Of course in Joan's case there was a limit to what he would do. Sadly I watched the Carson Episode with Joan coming on to tout her first book, and they reminisced about how she first was on his show so long ago, and she actually dedicated her book to him.
by Anonymous | reply 33 | December 14, 2023 2:56 PM |
I'm so old I can remember my mother kvetching about what a come-down Johnny was from Jack Paar, who my parents revered and watched nightly. I think that was the general opinion from critics and audiences at the time, at least in Johnny's first year when The Tonight Show was still coming from NY.
Jack wasn't a comedian but was a brilliant conversationalist, a keen observer of human foibles (and show biz shenanigans and politics) and he had incredible taste in choosing guests, many of whom were mostly famous for their sophisticated and not so sophisticated wit. Everyone from Peter Ustinov to Zsa Zsa Gabor to Charley Weaver to Dody Goodman were at their funniest simply chatting up Jack Paar. Guests didn't come on his show to plug a movie or TV show, they came to talk.
It took Johnny awhile to find his own groove.
by Anonymous | reply 34 | December 14, 2023 3:32 PM |
How embarrassing for you r25
by Anonymous | reply 35 | December 14, 2023 6:19 PM |
Johnny almost never told political jokes in the monologue. His attitude was simple: "Why piss off half the audience before the show starts?"
Steve Allen, whose "Tonight With Steve Allen" show preceded both Paar and Carson had a better theme song: "This Could Be the Start of Something" which he wrote.
by Anonymous | reply 36 | December 14, 2023 6:35 PM |
I would imagine anyone under 40 (and maybe many under 50) wouldn't know or care who Johnny Carson was.

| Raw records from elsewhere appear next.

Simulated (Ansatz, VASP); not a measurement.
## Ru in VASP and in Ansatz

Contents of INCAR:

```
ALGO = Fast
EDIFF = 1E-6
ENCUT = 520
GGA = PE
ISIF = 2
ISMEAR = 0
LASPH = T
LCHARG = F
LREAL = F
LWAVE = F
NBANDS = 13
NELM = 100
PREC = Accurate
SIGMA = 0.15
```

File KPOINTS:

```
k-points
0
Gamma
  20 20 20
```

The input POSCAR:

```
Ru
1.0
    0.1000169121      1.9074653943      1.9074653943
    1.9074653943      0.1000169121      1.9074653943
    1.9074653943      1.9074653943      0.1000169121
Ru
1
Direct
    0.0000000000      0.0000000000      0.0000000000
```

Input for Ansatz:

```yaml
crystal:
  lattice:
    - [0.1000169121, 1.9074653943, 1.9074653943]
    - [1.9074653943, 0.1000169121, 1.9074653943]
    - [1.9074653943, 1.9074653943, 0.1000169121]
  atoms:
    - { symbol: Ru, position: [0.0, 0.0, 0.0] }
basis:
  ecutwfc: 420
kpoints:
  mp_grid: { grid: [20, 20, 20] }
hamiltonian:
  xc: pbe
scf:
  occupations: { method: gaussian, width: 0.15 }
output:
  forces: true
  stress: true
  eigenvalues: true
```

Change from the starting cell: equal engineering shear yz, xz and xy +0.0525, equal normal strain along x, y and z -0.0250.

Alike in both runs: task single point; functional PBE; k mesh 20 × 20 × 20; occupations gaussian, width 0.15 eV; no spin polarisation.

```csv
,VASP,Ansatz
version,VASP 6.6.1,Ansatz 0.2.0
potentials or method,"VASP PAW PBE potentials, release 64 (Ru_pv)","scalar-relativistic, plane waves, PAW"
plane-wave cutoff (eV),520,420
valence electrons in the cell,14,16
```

by Anonymous | reply 37 | December 15, 2023 12:56 AM |
My first (very vague) memory of an “outside” event is - as a not yet 3-year old - of Jack Paar walking off the Tonight Show.
by Anonymous | reply 38 | December 15, 2023 6:27 AM |
[quote]I'm so old I can remember my mother kvetching about what a come-down Johnny was from Jack Paar, who my parents revered and watched nightly. I think that was the general opinion from critics and audiences at the time, at least in Johnny's first year when The Tonight Show was still coming from NY.
Paar had his regular guests. One of which was Jonathan Winters.
I was maybe 8 years old, but I remember watching this. Hilarious: "They know in the forest!"
by Anonymous | reply 39 | December 15, 2023 6:43 AM |
My grandfather (long before I was born and when my mother was young) always said to my mother, that Johnny Carson was the foremost trendsetter in men's formalwear - especially neckties. If Carson wore a thick '70s necktie, everyone went out and got one like his. Only later on in the 1970s he would introduce his very own and somewhat successful Johnny Carson formalwear line.
by Anonymous | reply 40 | December 15, 2023 7:12 AM |
As a child I loved the segments with quirky guests…Jack Hanna, the bird callers, and the potato chip lady!
by Anonymous | reply 41 | December 15, 2023 7:24 AM |
Does anyone remember Jay Leno and the Fruit Cake Lady? She was something.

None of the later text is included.